Cheese and herb quiche
- Prepare
- less than 30 mins
- Cook
- 1 to 2 hours
- Serve
- Serves 6–8
- Dietary
- Nut-free
This quick and easy quiche uses ready-rolled puff pastry, but takes no shortcuts in terms of flavour with slow cooked leeks, gruyère and plenty of herbs.
Ingredients
- 450g/1lb ready-rolled puff pastry
- 20g/¾oz unsalted butter
- 3 leeks, finely chopped
- 5 free-range eggs
- 250ml/9fl oz whole milk
- 250ml/9fl oz double cream
- 1 tbsp Dijon mustard
- 500g/1lb 2oz baby spinach, cooked and squeezed dry
- 10g/½oz chives, chopped
- 10g/½oz tarragon, chopped
- 150g/5½oz gruyère
- salt and white pepper
Method
Preheat the oven to 200C/180C Fan/Gas 6. Line a 25cm/10in tart shell with the pastry and blind bake until golden brown, this will take 20 minutes. Set aside to cool slightly.
Meanwhile, add the butter to a frying pan on a low heat. Once melted, add the leeks and gently fry for around 30 minutes, until softened but without any colour.

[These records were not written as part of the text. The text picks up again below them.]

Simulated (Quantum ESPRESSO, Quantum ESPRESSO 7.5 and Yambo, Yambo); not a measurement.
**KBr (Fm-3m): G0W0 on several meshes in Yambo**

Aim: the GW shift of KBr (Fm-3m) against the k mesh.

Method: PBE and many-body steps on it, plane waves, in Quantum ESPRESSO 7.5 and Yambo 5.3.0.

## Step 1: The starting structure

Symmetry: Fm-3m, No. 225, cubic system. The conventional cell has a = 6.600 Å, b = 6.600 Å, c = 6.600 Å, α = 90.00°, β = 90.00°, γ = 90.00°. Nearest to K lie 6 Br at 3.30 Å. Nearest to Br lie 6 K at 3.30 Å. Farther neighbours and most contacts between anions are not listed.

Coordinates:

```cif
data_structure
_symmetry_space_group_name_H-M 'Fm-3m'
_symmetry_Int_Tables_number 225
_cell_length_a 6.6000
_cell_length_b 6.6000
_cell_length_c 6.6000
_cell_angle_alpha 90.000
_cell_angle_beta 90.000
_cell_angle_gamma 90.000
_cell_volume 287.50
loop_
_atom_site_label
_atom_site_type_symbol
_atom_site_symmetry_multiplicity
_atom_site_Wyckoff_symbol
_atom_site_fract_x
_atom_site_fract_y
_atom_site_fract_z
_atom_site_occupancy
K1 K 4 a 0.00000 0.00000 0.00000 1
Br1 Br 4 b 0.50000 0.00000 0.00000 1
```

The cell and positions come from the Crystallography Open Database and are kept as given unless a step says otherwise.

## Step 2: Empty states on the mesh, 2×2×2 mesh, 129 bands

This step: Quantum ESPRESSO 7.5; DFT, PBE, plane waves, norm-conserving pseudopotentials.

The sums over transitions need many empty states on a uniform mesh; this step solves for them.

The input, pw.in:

Whisk together the eggs, milk, cream and mustard in a mixing bowl. Pass the mixture through a sieve, as this will help create a smooth set custard, and season well with salt and white pepper.
Spoon the softened leeks into the base of the tart shell, then scatter over the spinach, herbs and gruyère.
Carefully pour over the egg mixture, filling the tart almost to the top. Top up with the remaining mixture once the tart is in the oven to avoid spilling.
Reduce the oven temperature to 170C/150C Fan/Gas 3½ and bake for around 30 minutes, until the filling is mostly set but still has a slight wobble in the centre.
Remove from the oven and leave to rest at room temperature for a couple of hours to fully firm up.
Slice and serve at room temperature.